Note: This article applies to Citrix SD-WAN WANOP.
The following are high level troubleshooting steps for WCCP cluster deployment issues:
Verify the following:
Has deployment planning been performed? Refer to Citrix Documentation - Preparing for Your Deployment for more information.
Has the number and models of the CloudBridge appliance been determined? Refer to Citrix Documentation - Selecting Appliances for more information.
Have the two WCCP Service Group (SG) been selected? Refer to Citrix Documentation - Quick Start WCCP Clustering Guide for more information.
Has the router been configured? Refer to Citrix Citrix Documentation - Configuring the Router and Quick Start WCCP Clustering Guide for more information.
Have the CloudBridge WCCP configuration been determined, especially MaskValue, DC algorithm, and forwarding method?
Refer to Citrix Documentation - Load-Balancing in the WCCP Cluster, Assigning Buckets to Appliances and Quick Start WCCP Clustering Guide for more information.
Have the CloudBridge appliances and routers been configured? Refer to Citrix Documentation - Limitations and Quick Start WCCP Clustering Guide for more information.
Is there connectivity between these devices? Refer to Citrix Documentation - Testing and Troubleshooting for more information.
If there are multiple routers, focus on a single router and verify the following on that router then repeat for any additional routers one at a time.
Pick a CloudBridge appliance that is a member of the WCCP cluster.
Go to the WCCP Monitoring page called Cache Status under Monitoring > Appliance Performance > WCCP as shown in the following screen shot.

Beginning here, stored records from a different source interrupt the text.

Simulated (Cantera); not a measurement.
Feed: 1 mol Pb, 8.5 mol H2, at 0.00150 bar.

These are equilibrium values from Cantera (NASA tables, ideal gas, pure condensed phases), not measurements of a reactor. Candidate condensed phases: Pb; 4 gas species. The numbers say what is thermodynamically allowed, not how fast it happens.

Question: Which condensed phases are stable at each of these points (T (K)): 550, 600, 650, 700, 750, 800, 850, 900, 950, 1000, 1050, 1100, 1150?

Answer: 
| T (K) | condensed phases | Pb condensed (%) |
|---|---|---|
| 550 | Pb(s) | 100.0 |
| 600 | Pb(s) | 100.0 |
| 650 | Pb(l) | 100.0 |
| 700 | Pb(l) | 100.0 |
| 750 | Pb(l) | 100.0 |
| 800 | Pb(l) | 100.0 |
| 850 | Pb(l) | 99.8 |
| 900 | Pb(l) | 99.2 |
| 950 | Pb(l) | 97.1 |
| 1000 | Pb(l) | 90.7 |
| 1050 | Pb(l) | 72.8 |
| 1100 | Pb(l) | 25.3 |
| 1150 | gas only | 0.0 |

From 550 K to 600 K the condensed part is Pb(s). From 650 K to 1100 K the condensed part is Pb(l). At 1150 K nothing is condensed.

Examine the specific SG pair.
If the status shows as Has Assignment then go to Step 5.
Verify the appliance’s router status under Monitoring > Appliance Performance > WCCP Cache Status. Refer to the status in Table 1 - Router Status Field on WCCP Monitoring Page.
This status page does not automatically refresh, so a manual refresh is required to determine the latest status.
If it has a Blue text as described in Table 1 - Router Status Field on WCCP Monitoring Page, then it is an SG configuration error. Determine the cause of the error and correct it.
The following are two examples:
WCCP might be disabled.
The interface selected in the SG configuration is incorrect.
If the table entry has a notification, then verify the appliance’s notifications and look up that condition in Table 2 - WCCP Notifications. This table describes the problem and possible corrections. Correct the condition. Refer to CTX200319 and CTX200412 for more information.
If the CloudBridge appliance WCCP monitoring status page has the selected router and SG pair with a "No response from Router" status then the possible reasons and corrections for this failure are listed in this point. The following are the log messages:
If there is no connectivity to the router, then perform the following steps:
Ping the router from the CloudBridge appliance’s traffic interface used in the configuration, such as apA.
Verify if the interface is enabled and if the correct interface is selected.
If the router is on the same subnet as the interface, and ping fails, then examine wiring or any intermediate switch. Correct the condition.
If the router is on a different subnet, then the interface on any appliance other than a CloudBridge4000/5000 needs a default gateway on the interface, or on the NetScaler component is a CloudBridge4000/5000 appliance then a static route.
In either case ping the gateway and then on that gateway device ping the router. Might be the router needs a static route for the route back to the appliance.
The router has learned SG characteristics from another CloudBridge appliance, and this appliances does not match. Possible items are Password, Priority, Protocol, a reversal of WAN and LAN SGs and hence the direction is a mismatch. An unlikely possibility is that there are already 32 caches in the SG. Correct this appliance’s configuration.
If the status is "SG has socket send error", a reboot of the appliance should resolve this issue. If the issue persists, collect the support bundle and contact Citrix technical support. Refer to Citrix Documentation - Generating a Tar Archive for Technical Support for more information.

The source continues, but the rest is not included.